I recently interacted with a company that needed a dose of customer obsession and a touchpoint analysis. I contacted the company to cancel my service. So a few days later, I was very surprised when I received a phone call that someone was at my house to provide a fix for a reported problem . To top it off, I was billed for the service too, yes after I had cancelled. Touchpoint gone wrong! Hours of calls to fix the seemingly simple issue indicated many more touch points gone wrong. It’s possible this company built and enhanced its systems on schedule, within cost and within scope, but forgot about the customer. Did anyone look at the customer experience overall to see that none of the touchpoints made sense when all linked together from a customer point of view?

How are your touchpoints with customers aligning? If you work in only one area or with one system, chances are your touchpoints are not aligned and the customer is frustrated. We’ve all had a call center agent ask us for information we’ve already entered into the keypad. Frustrating!

My favorite touchpoint-gone-wrong experience this week was with an airline. They informed me, via a mobile app message, that I was eligible to upgrade to first class for an upcoming flight. I’m thinking, “Awesome—free food and more elbow room!” The app tells me to “tap to confirm” and then assigns me a seat in first class. Great, but—when asked to check in online for the flight, I am forced to pay for the upgrade, with no option to turn down the upgrade and take back my original coach seat!

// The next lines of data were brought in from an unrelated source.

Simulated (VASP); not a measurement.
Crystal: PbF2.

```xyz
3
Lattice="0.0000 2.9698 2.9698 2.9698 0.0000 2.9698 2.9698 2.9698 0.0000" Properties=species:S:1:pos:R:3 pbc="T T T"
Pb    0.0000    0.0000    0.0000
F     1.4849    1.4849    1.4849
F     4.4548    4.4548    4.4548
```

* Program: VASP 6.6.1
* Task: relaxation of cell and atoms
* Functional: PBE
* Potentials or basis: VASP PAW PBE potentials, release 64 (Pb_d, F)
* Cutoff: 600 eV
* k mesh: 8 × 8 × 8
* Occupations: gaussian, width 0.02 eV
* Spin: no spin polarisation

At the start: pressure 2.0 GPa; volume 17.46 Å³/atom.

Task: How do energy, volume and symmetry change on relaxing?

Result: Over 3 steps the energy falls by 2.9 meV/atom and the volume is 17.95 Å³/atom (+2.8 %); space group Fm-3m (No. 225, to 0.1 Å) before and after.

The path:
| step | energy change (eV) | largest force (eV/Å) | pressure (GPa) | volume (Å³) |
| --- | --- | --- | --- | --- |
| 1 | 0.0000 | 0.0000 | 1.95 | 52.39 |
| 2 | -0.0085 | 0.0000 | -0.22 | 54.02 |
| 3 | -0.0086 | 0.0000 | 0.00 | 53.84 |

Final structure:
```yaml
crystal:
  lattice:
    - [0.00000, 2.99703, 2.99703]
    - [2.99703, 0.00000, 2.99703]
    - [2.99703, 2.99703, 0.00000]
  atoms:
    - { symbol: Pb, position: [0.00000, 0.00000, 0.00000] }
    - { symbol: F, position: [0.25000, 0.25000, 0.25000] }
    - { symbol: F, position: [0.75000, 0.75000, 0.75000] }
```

I know we have all experienced this lack of alignment between systems and processes. Where is the BA role in this? Everywhere!

As customers, our expectations are increasingly becoming more refined and we no longer accept these frustrating and inappropriate experiences. We start to lose trust in the organization and look for other options—companies that deliver better experiences.

As BAs, we’re responsible for helping our stakeholders discover and explore customer touchpoints. It’s our job to be obsessed with our customers and make recommendations to improve the customer experience.

Are you ready to take back touchpoint analysis?